Skip to content

[Feature] Isolated containers for each conversation #1269

@rbren

Description

@rbren

The legacy "Local GUI" by default ran each conversation in its own container. This was slow and resource-intensive, and not where the industry went. But it remains a helpful option for the security-conscious!

The bulk of this document is AI-generated but is the fruit of many hours of kicking ideas around with an agent that could access the relevant codebases.


Per-conversation container isolation — options

Goal: give each conversation its own container so tool calls in one can't affect
another, while keeping one backend and one conversation list in the frontend.

Where we already are

  • Local backend: one long-lived agent-server. All conversations share its
    process, filesystem, and /workspace/project. No isolation.
  • Cloud backend: a control plane (app.all-hands.dev) owns the conversation
    index; each conversation gets a sandbox pod via a Runtime API. Frontend talks
    through /api/cloud-proxy and routes per-conversation traffic to the sandbox
    via conversation_url + X-Session-API-Key.

Local and cloud already sit at opposite corners of two orthogonal axes:
(a) where the conversation index lives, and (b) whether the agent-server is
long-lived or ephemeral per conversation. Real isolation puts you in cloud's
corner regardless of how you get there.

Option 1 — Use OpenHands OSS as the backend

OpenHands OSS (openhands/app_server/ in OpenHands/OpenHands) is,
structurally, the open-source cloud control plane. Its /api/v1 surface —
app-conversations, sandboxes (with SandboxStatus, ExposedUrl,
session_api_key, conversation_url), settings, secrets, git, events
— uses the same model names, field names, and status enum values that
agent-canvas's "cloud" branches already speak. Its DockerSandboxService
already provisions a per-conversation agent-server container, allocates host
ports, sends event webhooks back to the control plane, and tracks sandbox
lifecycle (STARTINGRUNNINGPAUSEDERRORMISSING).

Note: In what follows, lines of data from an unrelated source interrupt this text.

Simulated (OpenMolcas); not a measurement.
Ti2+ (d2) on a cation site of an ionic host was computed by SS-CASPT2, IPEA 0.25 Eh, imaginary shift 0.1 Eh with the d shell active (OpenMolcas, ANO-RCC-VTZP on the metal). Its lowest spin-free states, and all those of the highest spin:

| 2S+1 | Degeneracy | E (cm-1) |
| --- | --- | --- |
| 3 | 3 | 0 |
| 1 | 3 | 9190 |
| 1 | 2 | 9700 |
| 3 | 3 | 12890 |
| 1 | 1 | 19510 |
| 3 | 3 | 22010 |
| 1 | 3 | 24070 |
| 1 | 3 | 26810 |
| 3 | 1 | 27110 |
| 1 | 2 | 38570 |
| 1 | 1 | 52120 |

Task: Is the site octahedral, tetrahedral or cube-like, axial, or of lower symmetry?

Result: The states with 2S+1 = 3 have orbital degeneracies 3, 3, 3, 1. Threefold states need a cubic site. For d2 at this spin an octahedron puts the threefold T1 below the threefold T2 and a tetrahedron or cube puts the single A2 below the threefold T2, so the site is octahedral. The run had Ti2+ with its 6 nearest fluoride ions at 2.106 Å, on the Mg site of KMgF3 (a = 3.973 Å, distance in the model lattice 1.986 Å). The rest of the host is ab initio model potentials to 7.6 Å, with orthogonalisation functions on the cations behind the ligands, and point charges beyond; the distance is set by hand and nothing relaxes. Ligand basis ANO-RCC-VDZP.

  • Frontend: registers as kind: "cloud". One small fix likely needed:
    cloud-proxy auth toggle. OSS uses X-Session-API-Key (set via
    SESSION_API_KEY env var); agent-canvas's callCloudProxy defaults to
    Authorization: Bearer. Per-backend auth-mode is a tiny change.
  • Reuses: ~everything. Most of the work was already done by the OpenHands
    team. An OSS deployment registers as a kind: "cloud" backend in
    agent-canvas's "Manage backends" UI.
  • Adds: nothing on the backend side that doesn't already exist.
  • Remote-VM story: OpenHands/OpenHands#13516
    adds a WebSocket gateway that routes all sandbox traffic through the single
    app-server port. With it enabled (ENABLE_WEBSOCKET_GATEWAY=true), the
    browser only ever talks to the OpenHands app-server's URL — no per-sandbox
    ports to expose, no wildcard DNS, no ingress work. That solves the
    hardest piece of "run this on a VM behind one URL." The sibling
    #13551 adds the same
    treatment for VS Code, and #12591
    is an earlier take on the K8s side.
  • Trade-off: the WS-gateway PR is open with requested changes and not yet
    merged. Until it lands (or we ship a fork), VM deployments either expose
    random sandbox ports (OSS default, OH_SANDBOX_CONTAINER_URL_PATTERN) or
    add their own ingress.

Option 2 — Standalone control plane (k8s "cloud-shaped" backend)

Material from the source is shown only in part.